WHY I CUT MYSELF SOME BANGING BANGS IN ISO

BY HARRIET BROWN

BY HARRIET BROWN

rite of passage

/ˌrʌɪt əv ˈpasɪdʒ/

phrase of rite

  1. a ceremony or event marking an important stage in someone's life, especially birth, the transition from childhood to adulthood, marriage, and death.

Now that is the google.com “rite of passage” definition. Personally, I believe they forgot to write ‘cutting your own fringe’ to be placed, before ‘marriage’ but after ‘the transition from childhood to adulthood’. I, Harriet Brown, strongly believe it is one of the many important ‘rites of passages’ one has to go through.

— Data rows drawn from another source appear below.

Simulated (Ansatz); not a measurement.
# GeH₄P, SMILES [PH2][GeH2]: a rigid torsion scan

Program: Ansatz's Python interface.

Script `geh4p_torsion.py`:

Now, if you have not had a fringe before, I urge you to go through this emotional yet adrenaline rushing experience as it will most definitely shape you as a person. 

I'm saying this to you because I am well qualified in the art of completing ‘unofficial rite of passages’ according to Google. A fringe being one of them, because I have had a fringe not once, not twice but three times…..each time I pleaded with myself that I would never cut a fringe again but here I am, in ISO, sitting on my bathroom floor, 78 hours after cutting the third fringe of my life. I can tell you that this moment was full of adrenaline, tears, fear and of course determination. 

Fergus, who is my 23-year-old brother said “you won’t do it, you legit told me last week that you would never cut a fringe again, not after last time”

 
IMG_2576_Original.jpg
Last time, I was in NSW, competing at the Sydney International Rowing Regatta. The stakes were high and maybe the steroids were finally getting to my brain.
After dinner, I sat in the shower and my fellow team member, Mardi, cut my 2nd fringe of my life with a pair of blunt scissors that she scored.
To be honest I have major PTSD from this event, So I’m just going to insert a photo for you to all enjoy.

Back to the 3rd fringe of my life; After about an hour of wimping out and still wanting to prove my brother wrong. I counted to 3 and did one big chop - I screamed and it was at this point I realised I was the only loser in this situation, as I was the one stuck with a fringe. GREAT.

Now, all the videos I had watched up until this point had informed me of many different techniques. For some reason, I decided to go with the technique that the experienced hairdresser had recommended (this sounded like the best option, but in fact it was probably the worst as she had had 8 years of training and all I had was a bunch of barbies who looked like Edward scissor hands had got to them).

“She” who will not be named, said to cut shorter in the middle and then cut diagonally down the side of the fridge so it shapes the face. I would like to point out at this time that I am in fact right-handed and even though I wish I was ambidextrous, I'm not. This then resulted in my fringe being too short and quite lopsided. Love that for me. (insert eye roll emoji).

D342A011-E187-471F-B7C9-DB327A1B515D_Original.JPG

Look, maybe just forget what I have said this far because I still urge you to cut a fringe before this short life of ours is over. Yes, it is too short and yes, it's a little uneven but after I wash, style and manipulate it with every product I own, It starts to look like a total vibe! 

My inner Mia Wallace comes out and all of a sudden I’m feeling myself in my Peter Alexander pjs, an ex’s t-shirt and my Ugg boots from 2016 (an outfit I normally wear when I'm hungover on a Sunday). 

So it really goes to show that this ‘rite of passage’ has made me in control of how I feel in ISO. Plus, by the time we are let out, my fringe will have totally adapted to my forehead and I will be strutting the streets of Melbourne and only responding to the name Mia. So no, I do not regret it.